Aegean Marine Petroleum Network Inc. (NYSE:ANW) (“Aegean” or the
“Company”) is pleased to announce that today it has entered into a
definitive agreement to acquire all of the outstanding share
capital of H.E.C. Europe Limited (“H.E.C.”), the parent company of
Hellenic Environmental Center S.A. and a group of companies that
together provide global port reception facilities services (the
“HEC Group”), from the shareholders of H.E.C. (the “Sellers”), for
aggregate consideration of approximately $367 million, including
the assumption of certain indebtedness, which consideration is
payable in the form of a combination of debt, the assignment of
certain accounts receivables, cash (determined in accordance with
the definitive agreement) and shares of Aegean common stock (the
“Consideration Shares”), which will represent approximately 33% of
the issued and outstanding common stock of Aegean after giving
effect to the issuance. The Sellers are companies owned and
controlled by Dimitris Melisanidis (Aegean’s founder and former
Head of Corporate Development) and certain members of his family,
and members of the Agiostratitis family (collectively, the “Seller
Owners”). Aegean expects the acquisition, which results from
several months of negotiations, to be immediately accretive to
adjusted earnings per share in year one.
The acquisition was unanimously approved by the
Aegean Board upon the recommendation of a special committee of
independent directors (the “Special Independent Committee”). In
making its recommendation, the Special Independent Committee
consulted with its independent financial advisor, Clarksons Platou
Securities, Inc. (“Clarksons Platou Securities”) and outside legal
counsel. The acquisition does not require the approval of Aegean’s
shareholders.
Highlights of the
Acquisition:
- Significant Synergy Potential: The combined
company has the potential to achieve significant synergies through
repurposing/redeploying idle or underutilized Aegean vessels and
consolidating corporate facilities.
- Improved Utilization of Geographic Footprint:
The HEC Group can leverage Aegean’s existing team and port
relationships to expedite its market penetration. The expanded
geographic footprint will allow the HEC Group to sell its services
into more than 30 markets worldwide.
- Attractive, “Utility-Like” Business Model: The
transaction is expected to help diversify Aegean’s current business
model and reduce its dependency on bunker-market related sales. HEC
Group’s high-margin and recurring revenues, which are secured by
long-term significant port relationships, are expected to further
improve stability of cash flows of the combined company.

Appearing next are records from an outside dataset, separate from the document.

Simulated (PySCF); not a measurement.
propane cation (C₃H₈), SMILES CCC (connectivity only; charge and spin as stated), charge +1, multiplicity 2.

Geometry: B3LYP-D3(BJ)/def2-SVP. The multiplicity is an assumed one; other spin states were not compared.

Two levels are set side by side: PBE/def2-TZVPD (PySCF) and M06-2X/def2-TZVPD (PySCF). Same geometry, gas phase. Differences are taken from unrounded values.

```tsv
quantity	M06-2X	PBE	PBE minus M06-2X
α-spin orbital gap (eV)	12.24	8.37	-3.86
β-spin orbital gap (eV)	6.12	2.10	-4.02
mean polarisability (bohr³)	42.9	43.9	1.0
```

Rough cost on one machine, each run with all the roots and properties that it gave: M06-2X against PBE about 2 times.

- Entry into an Exciting and Untapped Market:
The combination of the HEC Group and Aegean creates one of the
largest providers of port reception facility services and
establishes a committed market leader in the rapidly growing global
environmental market. Environmental regulatory trends in the
industry are expected to generate increased and sustainable demand
for HEC Group’s services.
- Increased Long-Term Customer Base: Customers
from both companies will benefit from the complementary services
that the HEC Group and Aegean can provide. Through this
combination, there will be significant marketing opportunities.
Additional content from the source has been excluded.